The index token employs a perpetual rebalancing algorithm directing deposits and withdrawals to the most optimal crypto asset. This algorithm creates the ability to rebalance the index token holdings on a continual basis. However, the index weights applied to each crypto asset may be updated less frequently, meaning that rebalancing that could achieve more favorable results for index token-holders may occur on a delayed basis. This could have an adverse effect on the index token and on the value of an investment in the index token.
6
Wallet Risk
Accessing the Normal platform, along with the ability to view your balances and transactions, and make deposits and withdrawals for the index token, requires authentication via a non-custodial crypto wallet. Normal Finance has contracted with third-party service providers to enable authentication and non-custodial wallet creation for users without an existing wallet.

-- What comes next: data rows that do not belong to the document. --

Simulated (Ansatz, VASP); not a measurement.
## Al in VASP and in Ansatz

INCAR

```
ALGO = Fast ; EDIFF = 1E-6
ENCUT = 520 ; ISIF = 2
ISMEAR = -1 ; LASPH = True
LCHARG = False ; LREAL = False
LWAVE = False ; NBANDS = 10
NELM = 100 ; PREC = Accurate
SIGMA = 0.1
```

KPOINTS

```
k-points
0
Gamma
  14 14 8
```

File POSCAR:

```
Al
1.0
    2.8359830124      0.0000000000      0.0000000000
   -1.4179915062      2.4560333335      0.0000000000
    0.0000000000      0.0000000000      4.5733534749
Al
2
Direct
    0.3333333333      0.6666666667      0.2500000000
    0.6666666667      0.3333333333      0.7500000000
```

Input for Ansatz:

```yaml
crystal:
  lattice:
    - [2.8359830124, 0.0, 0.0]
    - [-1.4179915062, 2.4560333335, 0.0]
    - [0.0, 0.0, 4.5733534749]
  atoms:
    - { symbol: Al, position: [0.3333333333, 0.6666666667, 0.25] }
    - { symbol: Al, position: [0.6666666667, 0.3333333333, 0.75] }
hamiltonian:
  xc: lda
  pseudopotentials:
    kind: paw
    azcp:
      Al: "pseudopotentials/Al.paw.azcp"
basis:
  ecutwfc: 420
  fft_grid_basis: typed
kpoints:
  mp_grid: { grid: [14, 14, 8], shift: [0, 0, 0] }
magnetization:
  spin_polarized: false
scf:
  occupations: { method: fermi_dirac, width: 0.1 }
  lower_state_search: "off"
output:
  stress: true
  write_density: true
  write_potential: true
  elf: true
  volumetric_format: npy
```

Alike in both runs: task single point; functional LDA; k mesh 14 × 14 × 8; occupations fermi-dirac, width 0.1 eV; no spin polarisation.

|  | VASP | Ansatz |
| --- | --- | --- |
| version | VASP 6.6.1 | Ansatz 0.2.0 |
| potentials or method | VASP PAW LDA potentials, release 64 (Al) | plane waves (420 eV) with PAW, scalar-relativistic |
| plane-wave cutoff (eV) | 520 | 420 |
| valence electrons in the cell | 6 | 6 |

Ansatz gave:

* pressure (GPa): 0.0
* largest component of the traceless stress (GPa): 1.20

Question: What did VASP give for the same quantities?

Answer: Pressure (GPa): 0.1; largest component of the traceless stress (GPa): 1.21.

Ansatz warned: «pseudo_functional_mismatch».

Non-custodial crypto wallets are secured using public key cryptography. Your private key should never be shared with anyone. Exploitation of your crypto wallets private key can lead to the loss of funds within your wallet, your index tokens, and your ability to access the Normal platform and/or redeem index tokens.
In the event the private key of your wallet is exploited, lost, forgotten, or sabotaged in any way, Normal Finance is not liable for any loss of funds, lack of access to the Normal platform, unauthorized index token redemptions, or any other damages caused by this exploitation.
7
Smart Contract Risk
The structure and function of the index token is governed by blockchain-based smart contracts, which may be susceptible to exploitation or other adverse events.
The underlying crypto assets of the index token are custodied in smart contracts. Only authorized withdrawals from investors signed by their authenticated non-custodial crypto wallet can be executed by the smart contracts. Normal is unable to withdraw or affect investors’ crypto assets in any way and is strictly limited to withdrawing the index token annual fee on a monthly basis.
The index token utilizes smart contracts to govern its architecture, execution, and custody. The index token smart contracts have not yet been thoroughly audited by external security auditors and could be exploited. If this were to occur irregularities surrounding minting, redeeming, buying, and selling index token tokens could occur. This could impact the ability of participants to create or redeem index tokens, which could impact the price at which the index token trades on secondary markets.
In the event one of these smart contracts is exploited, Normal will take necessary action to restrict any attackers access and deploy a fix to the contract. Normal maintains the authority to pause select functionality within each smart contract in the case of an emergency and will unpause this functionality once all risks have been mitigated.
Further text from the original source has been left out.